Stream Kafka events into a PostgreSQL table

Here, you will find a step-by-step tutorial on how to setup a local environment with a Kafka Docker container, where its events topic are streamed into a PostgreSQL table using JdbcSinkConnector.
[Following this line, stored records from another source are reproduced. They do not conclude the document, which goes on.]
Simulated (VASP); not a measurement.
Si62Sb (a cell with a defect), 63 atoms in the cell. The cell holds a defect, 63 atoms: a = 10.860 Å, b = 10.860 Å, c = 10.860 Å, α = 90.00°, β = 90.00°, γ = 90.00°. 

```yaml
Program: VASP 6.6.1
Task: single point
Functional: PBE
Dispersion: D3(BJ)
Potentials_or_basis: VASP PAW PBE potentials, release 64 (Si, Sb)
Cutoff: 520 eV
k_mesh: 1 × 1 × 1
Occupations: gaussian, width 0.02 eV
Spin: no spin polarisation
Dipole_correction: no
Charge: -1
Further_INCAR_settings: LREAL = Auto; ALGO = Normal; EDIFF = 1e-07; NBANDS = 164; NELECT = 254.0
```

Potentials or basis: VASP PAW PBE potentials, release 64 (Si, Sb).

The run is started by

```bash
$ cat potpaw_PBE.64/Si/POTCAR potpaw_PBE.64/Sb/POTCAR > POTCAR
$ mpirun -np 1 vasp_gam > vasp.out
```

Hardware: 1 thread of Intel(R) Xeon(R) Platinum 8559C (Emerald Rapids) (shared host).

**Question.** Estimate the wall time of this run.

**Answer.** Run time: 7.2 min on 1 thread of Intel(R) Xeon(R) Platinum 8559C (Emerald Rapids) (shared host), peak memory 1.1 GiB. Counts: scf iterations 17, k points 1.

Source code can also be found in github.

Setup Docker containers

Download `kafka-connect-jdbc`

kafka-connect-jdbc is a plugin that can be mounted into a Kafka Connect container. Technically, the plugin is a .jar file that, when added to the Kafka Connect application, it enables the communication with databases.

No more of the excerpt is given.